Though much of the plot of Star Wars: The Rise of Skywalker was kept secret right up until the opening crawl, one thing the film's marketing put out in the open almost from the beginning was that Emperor Palpatine was back, and he had a gigantic plan for some kind of final victory. When Star Wars fans finally saw the film, we got to see exactly what that plan was and how the once-dead Emperor wanted it all to unfold, but there were still lingering questions, particularly about that massive fleet of Star Destroyers he'd managed to marshal. Thankfully, the film's Visual Dictionary is here to provide a few answers.
**Spoiler Warning: There are spoilers for Star Wars: The Rise of Skywalker below.**
Even before we saw the film, we knew that Palpatine's return somehow involved a massive fleet floating in a foggy sky. The Rise of Skywalker tells us that this planet is Exegol, a hidden Sith bastion, and that the fleet is Palpatine's Final Order, a massive secret force anchored by countless Star Destroyers, each equipped with a planet-killing superlaser. The film uses the Final Order fleet as the centerpiece for the climactic battle, but much like the circumstances surrounding Palpatine's physical return, it leaves the how of the fleet's creation and operation to the imagination.
The mysteries surrounding the Final Order are there thanks, in part, to the simple limitation of the film's runtime. There's simply not space to stop and explain where the ships came from, who's crewing them, and why. There is, however, plenty of space to talk about that in The Rise of Skywalker Visual Dictionary, written by the Lucasfilm Story Group's Pablo Hidalgo.

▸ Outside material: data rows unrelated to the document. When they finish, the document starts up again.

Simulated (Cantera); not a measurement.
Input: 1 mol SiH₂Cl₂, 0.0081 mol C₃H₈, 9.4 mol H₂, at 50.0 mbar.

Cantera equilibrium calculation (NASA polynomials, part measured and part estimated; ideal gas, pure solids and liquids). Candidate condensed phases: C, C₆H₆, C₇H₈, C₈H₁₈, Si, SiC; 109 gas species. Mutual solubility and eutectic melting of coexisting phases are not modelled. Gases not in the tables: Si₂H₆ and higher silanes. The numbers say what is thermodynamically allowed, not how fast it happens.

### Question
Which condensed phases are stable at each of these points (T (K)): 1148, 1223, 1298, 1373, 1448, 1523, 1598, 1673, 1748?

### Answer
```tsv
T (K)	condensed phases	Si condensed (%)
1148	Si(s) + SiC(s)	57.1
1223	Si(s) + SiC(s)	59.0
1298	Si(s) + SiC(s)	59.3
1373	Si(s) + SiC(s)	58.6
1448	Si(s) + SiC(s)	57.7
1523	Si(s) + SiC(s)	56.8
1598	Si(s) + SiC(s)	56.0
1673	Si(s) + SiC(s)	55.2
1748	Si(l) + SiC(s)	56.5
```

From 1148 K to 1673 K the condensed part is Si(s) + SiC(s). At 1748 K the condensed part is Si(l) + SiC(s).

While the movie doesn't ever tell us exactly how Palpatine was able to return from the dead, it does show us that he did it with the help of a group of mysterious, hooded followers who were devoted to his vision for the galaxy. According to the Visual Dictionary, these people make up a cult called the Sith Eternal, and it's their fanatical devotion and influence that's allowed Palpatine's return to come with such force. The Sith Eternal were able to revive their revered Darth Sidious through a merging of "technology and the occult," and while we don't know exactly when Palpatine came back, the Visual Dictionary does tell us that the cult has spent "decades" on Exegol crafting their beloved Emperor's new fleet.
The film tells us the why behind the fleet, but not the how. According to the Visual Dictionary, the Star Destroyers on Exegol are not leftovers from the days of the Empire, but a new class — the Xyston-class Star Destroyer — manufactured by shipwrights, engineers and slaves under the yoke of the Sith Eternal on Exegol. The cult had three decades after Palpatine's fall in Return of the Jedi to build the ships, and it's clear that they wasted no time, but where did they get the parts? There's an answer for that too: The Sith Eternal is made up of some very influential people in the galaxy, including people who served on the boards of Sienar-Jaemus and Kuat-Entralla shipyards. These titans of galactic industry were able to smuggle the parts needed for the fleet out of those facilities and onto Exegol, providing the raw material necessary to build the fleet's might.
Even after the ships are in place, though, you can't move them without crews, so how does that work? Well, you may have noticed in The Rise of Skywalker that, with the exception of commanders like Allegiant General Pryde, the crews of the Star Destroyers look a bit young. That's because they're the children of the Sith Eternal faithful, raised with a fanatical devotion to the Dark Side and trained since birth for this very specific purpose. The ships were also outfitted with updated automation systems, giving them smaller crew requirements just in case.
So, that's the long answer to how Palpatine's fleet came to be in the factories beneath the surface of Exegol, but the short answer seems to be that some of the wealthiest and most powerful people in the galaxy definitely didn't see the error of their ways after the Emperor's death, and decide to use their influence to enact a horrifying contingency plan.